The New Yorker:

An influx of ultra-high-net-worth newcomers has increased demand for experienced—and discreet—household staff.

By Emily Witt

This past summer, on a visit to Palm Beach, Florida, I met a nanny named Jovana Capric at a coffee shop at the Breakers, the historic oceanside luxury resort, built in 1926. It was late June, the season when the town’s wealthy residents leave for Nantucket, the Hamptons, or Europe. The used tea sets at the Church Mouse, a local charity shop, had all been picked through; the mansions along Ocean Boulevard were shuttered and dark at night. On the patio, where we sat beneath flower-covered trellises, only a few people lingered, drinking iced coffee in the thick summer air.

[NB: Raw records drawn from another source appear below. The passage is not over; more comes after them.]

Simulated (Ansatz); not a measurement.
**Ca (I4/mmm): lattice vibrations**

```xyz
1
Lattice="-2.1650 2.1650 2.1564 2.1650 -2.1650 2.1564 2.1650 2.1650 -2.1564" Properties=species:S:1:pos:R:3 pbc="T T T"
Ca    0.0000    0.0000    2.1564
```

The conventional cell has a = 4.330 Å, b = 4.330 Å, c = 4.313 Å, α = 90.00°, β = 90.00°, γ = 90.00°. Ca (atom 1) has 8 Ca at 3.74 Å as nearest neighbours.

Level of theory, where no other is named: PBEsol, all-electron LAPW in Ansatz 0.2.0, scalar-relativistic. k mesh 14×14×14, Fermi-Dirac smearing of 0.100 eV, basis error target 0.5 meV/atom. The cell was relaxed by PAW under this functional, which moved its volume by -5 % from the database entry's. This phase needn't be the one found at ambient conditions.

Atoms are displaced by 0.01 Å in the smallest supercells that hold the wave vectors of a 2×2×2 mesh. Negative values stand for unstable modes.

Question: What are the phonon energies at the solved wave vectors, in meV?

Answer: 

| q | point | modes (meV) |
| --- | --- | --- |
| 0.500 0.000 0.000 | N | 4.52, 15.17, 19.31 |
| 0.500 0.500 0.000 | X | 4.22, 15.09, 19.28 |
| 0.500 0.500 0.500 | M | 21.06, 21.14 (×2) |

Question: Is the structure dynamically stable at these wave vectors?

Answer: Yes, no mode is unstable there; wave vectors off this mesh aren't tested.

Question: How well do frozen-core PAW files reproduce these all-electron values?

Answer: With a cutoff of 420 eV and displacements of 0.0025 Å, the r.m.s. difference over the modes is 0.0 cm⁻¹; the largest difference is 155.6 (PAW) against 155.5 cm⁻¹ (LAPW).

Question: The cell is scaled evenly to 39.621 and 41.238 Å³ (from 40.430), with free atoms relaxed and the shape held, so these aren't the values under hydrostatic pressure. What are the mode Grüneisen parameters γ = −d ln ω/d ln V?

Capric, who is thirty-three years old, grew up in Port St. Lucie, Florida, about an hour north of Palm Beach. Her career working with children began in high school, while she had a job as a hostess at a Chuck E. Cheese in Boca Raton. “There was someone having his second-birthday party, and the parents just loved how I interacted with their son,” she told me. “And they’re, like, ‘Hey, do you by chance babysit?’ ” The conversation led to a gig as a part-time babysitter for them, and then to work as an assistant teacher at their children’s Montessori school. “Then, when I was a teacher,” she said, “I had families kind of shark me out of working for the school.” The pay was better, fifteen to twenty dollars an hour instead of eleven, so she left, in 2015, to nanny full time for a family with twins and dropped out of Florida Atlantic University, where she had been studying for a degree in psychology. “I could have paid thousands of dollars to get my Montessori certification,” she said, “but for me and in any job that I’ve had, experience trumps anything.”